Similarly, I liked very much what the Saudi Prince Al-waleed bin Talaal has suggested : "For whatever you seek, ask Allah....and when you get it, give thanks."
Allah the merciful, the magnificent, loves all mankind and living creatures, for we are all His creation.
In the fullness of time, Allah shall grant to each and everyone to their hearts content what they desire, as they live by His commandments and live in peace and allow others to enjoy peace.
Each has to ask : "What bring we into the world?" Other than God's name and good deeds, is there anything that He would like us to carry to Heaven?
|Posted on May 29, 2013 at 4:29 PM||comments (3)|
I went for a long stroll this evening. Even after a light meal, I felt a bit heavy. Probably due to eating two boiled eggs yesterday (normally I seldom eat eggs).
Where previously they had restaurants with a bar which seldom had customers, now they have turned them into family restaurants, no alcohol, no smoking, just good food, and they seem to be doing well.
Others, a Turkish kebab house, is on a big scale, but still has a steady stream of customers, it seems to serve fresh well-cooked food and the prices are probably reasonable. Restaurants which people normally use when they celebrate also seem busy. When people eat out, they spend to a budget, but don't like going to places which look a bit too homely, cheap food just to fill the stomach; those establishments will have the occassional customer, but that is all.
When I read that in England people have been spending less on food over the last few months, that suggests people are becoming health-conscious and buying selectively, and probably also eating out a bit more, as the good restaurants being busy would suggest.
The current Recovery in the U.S. is being fueled by the quantitative easing and the record low interest rate. The housing market has started to pick up at last, although fewer houses are being built recently.

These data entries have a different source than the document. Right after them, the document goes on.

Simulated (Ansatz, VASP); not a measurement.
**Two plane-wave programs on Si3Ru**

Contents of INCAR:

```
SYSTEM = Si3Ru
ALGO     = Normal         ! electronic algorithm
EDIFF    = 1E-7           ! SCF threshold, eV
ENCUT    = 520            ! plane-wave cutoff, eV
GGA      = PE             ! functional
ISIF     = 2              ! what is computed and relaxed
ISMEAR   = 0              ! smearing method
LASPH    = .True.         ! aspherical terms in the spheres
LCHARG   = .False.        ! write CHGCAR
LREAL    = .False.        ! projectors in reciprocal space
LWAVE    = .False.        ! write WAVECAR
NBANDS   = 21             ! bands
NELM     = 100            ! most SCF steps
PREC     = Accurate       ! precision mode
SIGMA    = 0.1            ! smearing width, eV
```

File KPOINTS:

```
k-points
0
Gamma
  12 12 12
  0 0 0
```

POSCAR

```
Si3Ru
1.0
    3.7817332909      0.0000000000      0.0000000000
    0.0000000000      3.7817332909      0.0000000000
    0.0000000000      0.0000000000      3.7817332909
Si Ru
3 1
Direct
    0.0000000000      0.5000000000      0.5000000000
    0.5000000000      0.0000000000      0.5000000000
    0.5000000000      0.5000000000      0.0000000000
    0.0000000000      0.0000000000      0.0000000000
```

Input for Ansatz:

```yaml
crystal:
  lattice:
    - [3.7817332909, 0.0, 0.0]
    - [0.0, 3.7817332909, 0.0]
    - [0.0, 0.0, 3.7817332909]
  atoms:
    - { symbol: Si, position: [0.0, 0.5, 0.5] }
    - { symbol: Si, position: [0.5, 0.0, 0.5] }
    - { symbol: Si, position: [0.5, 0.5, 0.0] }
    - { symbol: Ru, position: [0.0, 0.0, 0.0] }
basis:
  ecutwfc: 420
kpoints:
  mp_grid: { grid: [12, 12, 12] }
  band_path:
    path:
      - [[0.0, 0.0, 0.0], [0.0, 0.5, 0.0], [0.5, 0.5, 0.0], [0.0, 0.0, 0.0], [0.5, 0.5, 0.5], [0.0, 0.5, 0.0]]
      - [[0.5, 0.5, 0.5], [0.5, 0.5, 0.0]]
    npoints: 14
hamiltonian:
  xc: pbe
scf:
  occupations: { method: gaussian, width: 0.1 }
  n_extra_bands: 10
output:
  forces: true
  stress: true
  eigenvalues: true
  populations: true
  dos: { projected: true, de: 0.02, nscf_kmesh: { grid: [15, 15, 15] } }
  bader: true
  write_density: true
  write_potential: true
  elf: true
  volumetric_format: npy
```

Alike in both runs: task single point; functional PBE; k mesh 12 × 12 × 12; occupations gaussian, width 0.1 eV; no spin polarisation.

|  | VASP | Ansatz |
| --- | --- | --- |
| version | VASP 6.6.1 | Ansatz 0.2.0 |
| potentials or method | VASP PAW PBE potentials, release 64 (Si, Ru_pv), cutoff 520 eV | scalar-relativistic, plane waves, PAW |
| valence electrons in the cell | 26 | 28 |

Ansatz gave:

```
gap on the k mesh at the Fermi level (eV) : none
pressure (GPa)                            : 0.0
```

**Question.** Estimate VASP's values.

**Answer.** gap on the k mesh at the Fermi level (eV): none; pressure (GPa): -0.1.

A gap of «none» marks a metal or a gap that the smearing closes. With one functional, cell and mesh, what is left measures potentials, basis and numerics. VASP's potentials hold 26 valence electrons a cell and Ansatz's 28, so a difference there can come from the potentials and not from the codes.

The Japanese quantitative easing has helped Japan turn around, with the Yen and Japanese goods becoming a bit more affordable. Coupled with the trend of Japanese investments overseas, this is certainly doing good to a lot of people. As China buys more Japanese bonds and currency, the whole region is promising good growth. Chinese newcasters and public figures seem to be sporting high-end European and American brands in attire, which creates balance in trade and fulfills peoples' taste.
Here in Ilford, shops which were too large are being converted into smaller shops, and people are putting good fitments and creating neat, attractive parades. It probably remains for the Bank of England Guvnor to pump some additional credit and quantitative easing into the system to create a boom, which would be a great blessing and bring the normally happy atmosphere of peace and plenty.
On Thursday I pray the MPC members will give Sir Mervyn King a supportive vote to do the necessary
That's about it, except to mention that the Oil price is still quite high. A lowering of $10 per barrel in the context of 30m b/d would be okay for most of the OPEC members, and as the rest of the world motors ahead, so can the OPEC economies continue to develop their infrastructure projects.
|Posted on April 24, 2013 at 4:26 AM||comments (5)|
So glad to note so many readers from Kollam (near Kerala) - perfect weather you seem to have, friends - and Madurai, which has one temple after another in the unique layers of elegant figures building up to a welcoming temple...
Also glad to note so many visitors from Germany as well as Holland. Good weather across Europe will add to the feel good factor, as the stock markets there seem to be recovering after recent retracements. If Europe remains open for tourism without any strikes and such-like, then the potential for growth will return. It is ultimately up to the people to provide a welcome and keep their economies growing. That brings in additional tourists and students, giving a boost to the GDP.
I really feel the banks by extending loans and facilities to small business enterprises will help turn paper money into wealth. Especially to restaurants, entertainment, kindergartens, reflexologists, hypnotherapists, new tech retailers, new tech trainers, and so on. As one door closes, another opens, and the new technology should bring a new impetus for growth.
Imagination and implementation....Dream, make plans, and put into practice, bring into being your dreams...As you do good for yourself and the community at large, may God bless your enterprise and endeavour.
Well friends, so long now.
|Posted on April 15, 2013 at 7:48 AM||comments (2)|
The China GDP figures for the first quarter, showing a slowdown, have sent the markets down, dampening spirits especially in commodities, gold, silver, aluminium.
Oil, which was far too high anyway, has also come down. A level below $85 a barrel should soon prevail, I hope. Marked slowdown in huge economies like China cannot be corrected otherwise.
The falls in gold, copper, aluminium and Oil started over the weekend in the Far East markets, and have continued into Europe. The U.S. markets will most likely follow suit until the winds are clear.
The markets will of course find support levels for the various commodities in due course.
A zero point three percent drop in GDP is not by itself too big, but the compounding effect of a high Oil price has taken its toll, that's what I would say. There is a mood of optimism in the Far East, with the situation in the Korean peninsula seeming to be cooling down, hopefully finding a peaceful solution with trade-off of aid which North Korea badly needs. If the late Kim Jung-il's Golden Son can take a conciliatory approach, and wake up to the possiblity of development and prosperity through peace, then everything should auger well for continued growth everywhere and good times.
I send you, dear Readers, this message of hope and peace.